You're a whole sack o' shit. He already has the authority. Show me where he doesn't.

It doesn't work that way Vettebigot, you made the claim, it's up to you to prove it. It's not my responsibility to disprove your assertions.
I said you're full of shit, so prove your case or semper fi the fuck down.
 
You're a whole sack o' shit. He already has the authority. Show me where he doesn't.

Do you mean, under the 2001 AUMF, or constitutionally? The latter question is debatable, controversial, and unresolved by the courts.
 
He has the authority either way when Americans are being threatened or the national security interests of the nation come into play. In the present case Obama has the authority under the former AUMF which grants broad authority to attack terrorism wherever it exists.

He wants Congress to craft a faux AUMF that underwrites his timidity, so that when he is timid and unwilling to win, he can say, "hey look at that the AUMF, I don't have such authority. In the beginning he wanted geographical limits placed on his authority as well as force and tactical limits. No President in history has ever asked for such constraints on his constitutional authority as CinC, and none has ever been granted by Congress. Obama does not want to win, doesn't want the authority to win, isn't up to the job of CinC.

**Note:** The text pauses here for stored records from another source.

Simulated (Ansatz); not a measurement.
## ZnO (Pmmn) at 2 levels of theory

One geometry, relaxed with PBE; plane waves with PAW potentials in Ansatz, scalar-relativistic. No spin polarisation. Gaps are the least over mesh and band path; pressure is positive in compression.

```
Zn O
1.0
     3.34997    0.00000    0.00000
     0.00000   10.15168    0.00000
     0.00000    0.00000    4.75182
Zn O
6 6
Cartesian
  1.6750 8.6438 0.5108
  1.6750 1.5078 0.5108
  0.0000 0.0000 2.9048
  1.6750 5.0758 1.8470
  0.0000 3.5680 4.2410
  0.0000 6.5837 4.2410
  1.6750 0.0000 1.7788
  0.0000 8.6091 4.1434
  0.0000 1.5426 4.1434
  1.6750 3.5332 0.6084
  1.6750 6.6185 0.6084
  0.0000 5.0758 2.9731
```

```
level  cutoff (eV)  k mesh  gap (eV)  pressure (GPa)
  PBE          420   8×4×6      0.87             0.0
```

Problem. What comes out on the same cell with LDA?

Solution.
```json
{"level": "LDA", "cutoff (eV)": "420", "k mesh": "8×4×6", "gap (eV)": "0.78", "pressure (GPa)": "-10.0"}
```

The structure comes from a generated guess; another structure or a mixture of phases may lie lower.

So your position is that for as long as terrorism exists anywhere, that AUMF is valid?

So war without end, forever and ever, amen?

But you would be wrong. Read the AUMF, pay particular attention to section 2.


Preamble

Joint Resolution

To authorize the use of United States Armed Forces against those responsible for the recent attacks launched against the United States.

Whereas, on September 11, 2001, acts of treacherous violence were committed against the United States and its citizens; and
Whereas, such acts render it both necessary and appropriate that the United States exercise its rights to self-defense and to protect United States citizens both at home and abroad; and
Whereas, in light of the threat to the national security and foreign policy of the United States posed by these grave acts of violence; and
Whereas, such acts continue to pose an unusual and extraordinary threat to the national security and foreign policy of the United States; and
Whereas, the President has authority under the Constitution to take action to deter and prevent acts of international terrorism against the United States: Now, therefore, be it
Resolved by the Senate and House of Representatives of the United States of America in Congress assembled,
Section 1 - Short Title

This joint resolution may be cited as the 'Authorization for Use of Military Force'.

Section 2 - Authorization For Use of United States Armed Forces

(a) IN GENERAL- That the President is authorized to use all necessary and appropriate force against those nations, organizations, or persons he determines planned, authorized, committed, or aided the terrorist attacks that occurred on September 11, 2001, or harbored such organizations or persons, in order to prevent any future acts of international terrorism against the United States by such nations, organizations or persons.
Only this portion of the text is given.